Very respectfully, your obedient servant,


Brigadier-General of Volunteers.

NEW YORK, May 22, 1864.

Honorable E. M. STANTON:

I have the honor to request permission for Mrs. Foster, child, and servant to accompany me to Hilton Head. Will you do me the favor to answer at once, as the steamer sails at 12 m.?


Major-General of Volunteers.


Washington City, May 22, 1864-9 p. m.

Major-General FOSTER,

New York:

Your dispatch of to-day has just reached me. Mrs. Foster and your children may accompany you. I was a good deal surprised to learn that you had not gone to your command before this time.


Secretary of War.

SAINT AUGUSTINE, FLA., May 22, 1864.

Captain W. L. M. BURGER,

Assistant Adjutant-General:

CAPTAIN: I arrived at this place last evening, and to-day we are ordered on an expedition into the interior by General Gordon.

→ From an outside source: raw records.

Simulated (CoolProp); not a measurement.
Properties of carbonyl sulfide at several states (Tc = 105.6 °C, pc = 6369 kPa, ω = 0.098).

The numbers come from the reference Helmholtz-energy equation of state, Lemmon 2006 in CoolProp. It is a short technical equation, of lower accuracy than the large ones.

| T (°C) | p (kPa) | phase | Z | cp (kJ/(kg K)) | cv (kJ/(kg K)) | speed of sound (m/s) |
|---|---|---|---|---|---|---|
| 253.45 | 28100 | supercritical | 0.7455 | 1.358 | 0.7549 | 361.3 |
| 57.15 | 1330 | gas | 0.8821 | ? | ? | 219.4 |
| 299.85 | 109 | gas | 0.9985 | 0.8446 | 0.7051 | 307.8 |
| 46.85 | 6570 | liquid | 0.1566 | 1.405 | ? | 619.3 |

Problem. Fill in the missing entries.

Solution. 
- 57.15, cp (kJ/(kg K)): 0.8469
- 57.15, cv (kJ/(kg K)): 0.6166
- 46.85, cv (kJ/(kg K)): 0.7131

Colonel Noble says he has not received the order to turn over the command of the post to me, and that he waits to receive it through the proper official channel. My leaving Hilton Head on the night of the 20th was more hasty than I liked, but in the high state of excitement in which I found my men, it seemed to be a matter of the first importance to get away with them as quickly as possible. The sight and conduct of the women had thrown them into such a state of excitement, bordering on mutiny, as I never saw before, and hope never to see again. It was all over with them as soon as we got away, and they are now as gentle as ever. I have put a few of them in arrest, and have reduced one of the sergeants for refusing to assist in quelling the disturbance.

I have the honor to be, captain, your most obedient servant,


Colonel Thirty-fourth U. S. Colored Troops.

P. S.-The men had found liquor somewhere, but from whom they obtained it I have not been able to learn. Some of the men were intoxicated, and much, if not all, of the mutinous conduct can, I think, be attributed to that cause.